Get a haircut, and get a real job
Zoe Whittall’s Quill & Quire article, “Working Stiffs,” on the fate of young writers facing the terrifying reality of working for a living, suffers from a serious defect: amid all the moping about shrinking advances, and so on, it never asks whether it’s reasonable (or, indeed, sane) to expect to make a living at writing serious fiction (or worse, poetry) in Canada.
I mean, seriously, folks: you didn’t see this coming? I offer you this perspective:
JAMES : I’ve decided I know what I want to do when I grow up. I’d like to be a writer.
LIFE: And what do you think you’re going to do as a writer?

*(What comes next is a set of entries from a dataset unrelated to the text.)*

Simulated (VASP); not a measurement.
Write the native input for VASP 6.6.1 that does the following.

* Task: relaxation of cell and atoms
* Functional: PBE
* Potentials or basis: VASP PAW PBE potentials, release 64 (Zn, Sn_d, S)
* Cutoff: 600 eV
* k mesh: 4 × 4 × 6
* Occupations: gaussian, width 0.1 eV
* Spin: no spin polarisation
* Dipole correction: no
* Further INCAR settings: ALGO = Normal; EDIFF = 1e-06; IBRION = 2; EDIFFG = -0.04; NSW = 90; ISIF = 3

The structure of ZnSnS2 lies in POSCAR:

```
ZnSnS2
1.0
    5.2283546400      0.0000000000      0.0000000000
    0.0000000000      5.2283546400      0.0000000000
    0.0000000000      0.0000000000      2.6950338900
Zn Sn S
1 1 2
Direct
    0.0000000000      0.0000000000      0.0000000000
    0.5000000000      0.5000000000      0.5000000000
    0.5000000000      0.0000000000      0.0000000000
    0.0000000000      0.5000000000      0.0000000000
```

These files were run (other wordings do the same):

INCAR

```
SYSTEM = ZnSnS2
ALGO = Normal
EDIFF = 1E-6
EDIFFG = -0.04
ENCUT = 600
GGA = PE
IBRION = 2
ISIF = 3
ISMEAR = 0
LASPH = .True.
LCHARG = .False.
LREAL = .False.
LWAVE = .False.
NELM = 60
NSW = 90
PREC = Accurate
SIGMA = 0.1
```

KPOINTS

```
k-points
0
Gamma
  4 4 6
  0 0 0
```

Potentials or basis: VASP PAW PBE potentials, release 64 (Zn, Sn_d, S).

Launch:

JAMES: Well, I imagine I’ll get up in the morning at an hour of my choosing, and read the newspaper, for starters. You have to keep up, you know. The zeitgeist.
LIFE: That’s a very writerly word.
JAMES: I know! I’ve been practicing! And then I’ll read other stuff, you know, because it’s a writer’s job to read stuff. After lunch, I’ll go out into the streets and take notes and stuff, and have ideas. I mean, you have to have ideas and stuff, too. It’s part of the job.
LIFE: I see.
JAMES: And then I’ll meet Jake Barnes, one of my writer friends, and we’ll have a couple of fines at a café, and then I’ll go back to my place and do some writing.
LIFE: What kind of writing?
JAMES: Flower writing.
LIFE: Flower writing?
JAMES: Sorry. Gratuitous allusions go with the job. I’ll do some work on my novel or short story collection or whatever I’m working on at the time. A couple of thousand words at most. Sometimes, I’ll work on a stupid advice column for the Globe & Mail, or something like that, just to pay the bills.
LIFE: Is that all?
JAMES: Whaddaya mean,’is that all?’ That’s hard fucking work, man. Unless you’re Georges Simenon or something, I mean, a completely commercial writer, you do a lot more thinking than writing. You can’t hurry love, man.
LIFE: I see.
JAMES: I’m an artist, man. Not one of those regular people.
LIFE: I see. And then?
JAMES: Well, I’ll go watch TV or something. With my notebook handy, of course. You’re always working when you’re a writer. Always taking notes and stuff.
LIFE: And how much do you expect us to pay you for this?
JAMES: Oh, the exact salary isn’t important. It’s not about the money. I just need enough to, you know, not have to work at anything else. So I don’t have to sully my artistic mind with commerce, you know.
LIFE: I’m afraid you’ll have to cut your income expectations by at least an order of magnitude.
JAMES: Order of what?
LIFE: I’m sorry. I forgot, that’s not one of them writerly expressions like “zeitgeist.” What I mean is, take a zero off it.
JAMES: Take a zero off it? So you’re telling me that society values what I do, but not enough to put a price tag on it?
LIFE: No, you halfwit; I’m telling you that the value society places on what you do is approximately jack-shit. So you’re going to need a day job.
JAMES: But I’m an artist, man! I can’t do the corporate thing.
LIFE: Oh, for fuck’s sake. Get over yourself.
JAMES: It’s not fair!
LIFE: Didn’t anyone tell you about me?
JAMES: Tell me what?
LIFE: I’m not fair. Now go get a job.
There used to be a wonderful – truly amazing – course put on by the Alliance for the Arts in Vancouver called the SEARCH program – self employment artists’ something something that dealt with precisely this issue – how to keep body and soul together while working on your art/craft, challenging the notion of the starving artist, helping people to overcome their psychological and intellectual barriers to success and helping them figure out how they could get out of the garrett and still write/take photos/sculpt/paint, etc. I was lucky enough to take it, and have seen many people who took the program get it together over the years, to the point where they were able to support themselves solely from their art. I mean, let’s face it – this is by no means a new problem. Kissing a patron’s ass is something not only artists, but also scientists, have had to do for centuries (e.g. Kepler).